Artist of the Week - The Cuddle Cult
Edited for content and clarity by Shannon Parris
In this week’s Artist of the Week interview, we’re talking to an I Made It! Market artist who hails from Ohio! Our community is mostly local to Pittsburgh, but we welcome artists from other cities and states to apply!
Ashley Ross is the woman behind The Cuddle Cult, based in Lakewood, Ohio. Find her at www.thecuddlecult.com.
Shannon Parris: Hi, Ashley! While we're mostly a Pittsburgh community, we welcome makers from other states to participate! Can you talk a little about what your experience has been like in that regard?
Ashley Ross: I feel very welcomed by the PGH maker community. It's nice to get out of my hometown and make new friends and meet new clients. I have a pretty great following in Pittsburgh, mostly because of IMI and Neighborhood Flea.
SP: Please introduce yourself! Feel free to share any background about your personal life, family, work outside of making, etc.
AR: I'm Ashley Ross, and I am the designer/owner of The Cuddle Cult. I'm also a full time tattoo artist at a shop here in Cleveland and have been tattooing almost 11 years. I'm married with an adorable 4.5 year old boy who loves everything his mommy makes (and regularly adopts them as his own). I spend most of my time at either one job or another, but I do love brunching and spending time out with my friends and family.
SP: Your art makes so much sense in the context of your being a tattoo artist. Do you have an “elevator pitch” for your business that you use to sum it up when people ask what you do?
AR: I just tell people they’re “Pop Culture Inspired Plush Toys.”
SP: Where does "The Cuddle Cult" come from?
AR: Everything about this whole thing was very organic, I think I was stuffing dolls for a show and throwing words out about them, and it just kind of happened. Then, I texted all my family and friends, and threw the name out to them, and that was that.
SP: How long have you been a maker?
AR: I have been a maker all my life, but I didn't start doing markets until right after my son was born.
SP: Have you always made plush toys?
AR: I've only been The Cuddle Cult since October of 2016. Before that I had a crochet business called Crochet Til Death. I made quirky hoods with ears, animal scarves, fun kids hats, and crocheted taxidermy heads.
SP: What surprises you about this kind of business?
AR: I am always surprised at how the public views makers, and I guess it’s on a show by show basis. Some people really understand that we are artists, and this is our job, and you will pay more for something handmade. Some think that we do this for fun, or as a hobby and do not understand why we aren't just selling to buy more supplies, or willing to do work for free or next to nothing. This is a blanket statement for anyone in a creative field. I feel like since people view what we do as "fun," then it cannot be a sustainable job.
I’m surprised at how large the market and handmade community has grown even in the past 5 years as well. There are new markets every year.

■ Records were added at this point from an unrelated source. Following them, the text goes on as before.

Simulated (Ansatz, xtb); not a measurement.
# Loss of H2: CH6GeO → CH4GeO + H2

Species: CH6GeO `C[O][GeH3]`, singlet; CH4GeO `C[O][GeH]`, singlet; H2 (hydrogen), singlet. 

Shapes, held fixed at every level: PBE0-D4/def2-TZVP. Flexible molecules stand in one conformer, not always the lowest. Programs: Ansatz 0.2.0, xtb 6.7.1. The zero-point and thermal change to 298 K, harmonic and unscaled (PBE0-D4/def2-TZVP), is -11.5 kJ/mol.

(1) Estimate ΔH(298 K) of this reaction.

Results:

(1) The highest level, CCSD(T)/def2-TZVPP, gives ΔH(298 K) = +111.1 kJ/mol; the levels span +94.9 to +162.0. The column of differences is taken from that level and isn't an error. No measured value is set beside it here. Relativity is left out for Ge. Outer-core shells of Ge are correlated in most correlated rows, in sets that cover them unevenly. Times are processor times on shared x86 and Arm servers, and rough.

SP: What motivates you to continue?
AR: Whenever someone whom I've illustrated shows interest or commends my work, it's a huge push forward. I have at least three celebrities with my work and all have told me that they love them. I also hope to give Neil Gaiman one next week when I go see him speak. He's my favorite author, so I'm hoping he will respond favorably to it.
SP: What is the most challenging part?
AR: I find it challenging when I receive rejections from shows, for whatever reason I have a hard time dealing with the rejection, even if it’s not about my work specifically. I actually have reached out to others in the maker community to ask them how they deal with it. I like to have tools that others might provide to deal with stress and rejection.
SP: I see the growth of the market/handmade community being the result of both increased interested from makers to bring their wares to market and of increased interested in supporting small, local businesses. For the artists' perspective, what made you decide to apply to your first market?
AR: Oh gosh, I wanted a reason to continue crocheting, and now that I think about it, I guess I started at the Cleveland Craft Coalition before I did my first Cleveland Flea. Anyway, I started going to the first Cleveland bazaar when it was the Bizarre Bazaar back in 2004. I always wanted to sell at shows like that but never had anything marketable. I also always wanted to go to the Stitch and Bitch at Capsule, but I was an eastsider and not actually that great of a crocheter at the time, and I was too embarrassed to go. But right after my son was born, I went to a couple of the Cleveland Flea shows when they were still at their first location. I loved it, but I made hats, and it was a summer thing, so I didn't think it was accessible for me to apply. Then that winter, they had a holiday show, so I applied to both the Cleveland Flea and the Cleveland Bazaar and was accepted to the Flea. The rest is history.
I can totally understand why they didn't accept me into the bazaar my first year. My etsy shop was empty and I had like 3 sales. I was not established at all, but the flea was very new then, so they gave me a chance.
SP: How long have you been vending with I Made It! Market specifically?
AR: Only since last February. This past year was my first full year of doing shows.
SP: What was your journey to your first IMI event?
AR: After the holidays, I reached out to vendor friends about what shows to apply for in the new year, and I had made friends with Ashley Aranda of Papyrusaurus, and she is who told me about IMI. It was the first time I had traveled outside of Cleveland as well.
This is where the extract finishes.